Benfey attempts the same slight-of-hand on Emerson, claiming that it was Brown's courage that most captured the eminent author. Not only did Emerson have "little to say about slavery in his praise of Brown," writes Benfey, but he apparently plagiarized his famous statement that Brown would make his gallows as sacred as the cross. Whether or not this is true is not clear, although Benfey makes much of the fact that the "gallows glorious" remark was apparently removed from Emerson's published work in later years.
Undoubtedly, Reynolds can better prove that Benfey is making a desperate attempt to diminish Emerson and Thoreau's admiration for Brown because he cannot escape the point: Benfey looks to 19th century writers like Hawthorne and Melville, who were racially prejudiced and indifferent to the antislavery cause, as his basis for approaching Brown. This is like using Lincoln's disparaging Cooper Union remarks to form an opinion of Brown. It simply does not work in historical terms. Since he cannot defend Hawthorne and Melville from Reynolds' piercing criticism, Benfey can only attempt to fool the all-too-willing readers of the Review into thinking that Emerson and Thoreau were actually "uneasy" about John Brown, a ludicrous claim.
Even if we acknowledge that Emerson's "gallows glorious" remark was edited out of his published words in later years, this doesn't negate Reynolds' point. Rather, it suggests that if Emerson later backed away from his earlier, admiring remarks as Benfey says (actually he draws this from a note in Stauffer & Trodd's The Tribunal), this only reflects the mood of the nation following the Civil War--a backing away from the abolitionist zeal of the former antebellum era. As such, it is more suggestive of how Emerson changed in the post-war period. A lot of white folks did, such as the New York Tribune's Horace Greeley. Like Greeley, many whites wearied themselves over black freedom and wanted to get past the drama of slavery, even to the point of backing away from the vital concerns of the freedmen. So Benfey's remark only takes advantage of the nation's historic backsliding. The question, then, is which provides the more correct assessment of Brown by Emerson--the "gallows glorious" remarks of 1859, or his post-war back-peddling?
Another point of evasion by Benfey is made in response to Reynolds' valid criticism of his remarks on the 1856 Pottawatomie killings. The latter rightly observes that Benfey had failed to "contextualize the incident adequately," particularly the fact that proslavery thugs had been active in murder, vote tampering, and terrorism in the Kansas territory well before Brown led the killing of five proslavery thugs in May 1856 along the Pottawatomie creek. Reynolds concludes: "John Brown, as a journalist of the time wrote, 'brought Southern tactics to the Northern side.'"

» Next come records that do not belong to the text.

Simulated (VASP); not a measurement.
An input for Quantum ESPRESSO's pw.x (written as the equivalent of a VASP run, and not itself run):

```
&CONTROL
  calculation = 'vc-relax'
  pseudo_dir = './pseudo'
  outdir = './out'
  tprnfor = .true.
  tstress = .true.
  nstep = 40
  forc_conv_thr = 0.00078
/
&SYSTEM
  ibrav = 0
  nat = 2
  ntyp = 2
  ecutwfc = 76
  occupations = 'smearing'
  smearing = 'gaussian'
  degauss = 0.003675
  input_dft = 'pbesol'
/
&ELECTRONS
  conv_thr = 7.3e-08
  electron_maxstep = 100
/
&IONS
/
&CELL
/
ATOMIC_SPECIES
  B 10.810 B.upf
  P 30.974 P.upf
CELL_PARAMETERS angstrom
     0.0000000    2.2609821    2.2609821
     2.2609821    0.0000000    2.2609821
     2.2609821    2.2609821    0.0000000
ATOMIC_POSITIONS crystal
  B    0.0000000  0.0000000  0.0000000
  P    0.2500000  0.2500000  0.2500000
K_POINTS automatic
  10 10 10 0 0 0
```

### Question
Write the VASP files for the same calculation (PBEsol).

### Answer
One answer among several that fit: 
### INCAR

Supposedly addressing this criticism, Benfey relies on sarcasm, writing: "Ah, contextualization, that magic wand by which so many bad deeds. . . can be forgiven. . . . That is always the defense for atrocities. . . ." He then quotes Willie Lee Rose, an anti-Brown writer in the 20th century who remarked that it was true enough that proslavery thugs were wicked. "But it happens that none of those men of blood has ever been, at least to my knowledge, in the slightest danger of being canonized."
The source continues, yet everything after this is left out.